A large increase in orders for big-ticket items has helped push stocks higher today. The U.S. Department of Commerce said durable-goods orders rose 5.7% in February to $232.1 billion, higher than the 4.6% economists expected. A 95.3% increase in aircraft orders and a 3.8% rise in auto orders helped drive the reading higher. Without those items, orders actually fell 0.5%.

Durable-goods orders can swing wildly from month to month, but the general trend has been higher, which is a positive for the economy. Investors liked what they saw, pushing both the Dow Jones Industrial Average (^DJI 0.67%) and the S&P 500 (^GSPC 0.87%) about 0.7% higher near the end of trading.

It should be no surprise that Boeing (BA 0.39%) is one of the big winners today, rising 1.8%. The company is one of the largest aircraft-manufacturers in the world, and it was one of the biggest beneficiaries of the increase in orders last month.

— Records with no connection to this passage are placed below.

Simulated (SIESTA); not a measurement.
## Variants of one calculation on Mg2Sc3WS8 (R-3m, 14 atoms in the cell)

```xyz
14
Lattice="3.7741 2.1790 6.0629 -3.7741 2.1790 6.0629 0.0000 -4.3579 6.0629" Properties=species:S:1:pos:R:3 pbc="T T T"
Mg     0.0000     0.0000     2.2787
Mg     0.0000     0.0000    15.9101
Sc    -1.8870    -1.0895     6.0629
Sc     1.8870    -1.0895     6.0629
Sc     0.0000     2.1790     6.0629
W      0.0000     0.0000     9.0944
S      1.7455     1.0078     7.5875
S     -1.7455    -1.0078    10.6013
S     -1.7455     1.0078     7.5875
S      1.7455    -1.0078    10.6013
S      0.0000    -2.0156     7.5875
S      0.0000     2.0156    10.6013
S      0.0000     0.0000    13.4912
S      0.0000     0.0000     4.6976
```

One of the interesting data points in the durable-goods report was a 4.9% rise in computer orders. This follows a sharp decline in PC sales late last year and has shares of Intel (INTC 0.61%) moving 2.5% higher today. At this point, any good news about the PC market is good for Intel, because investors have priced in a slow decline for the company.

Hewlett-Packard (HPQ -0.40%) is up 2.3% on the computer orders news. HP is still one of the biggest PC-makers in the world, and a pickup in sales may be even more important for the flagging company than it is for Intel.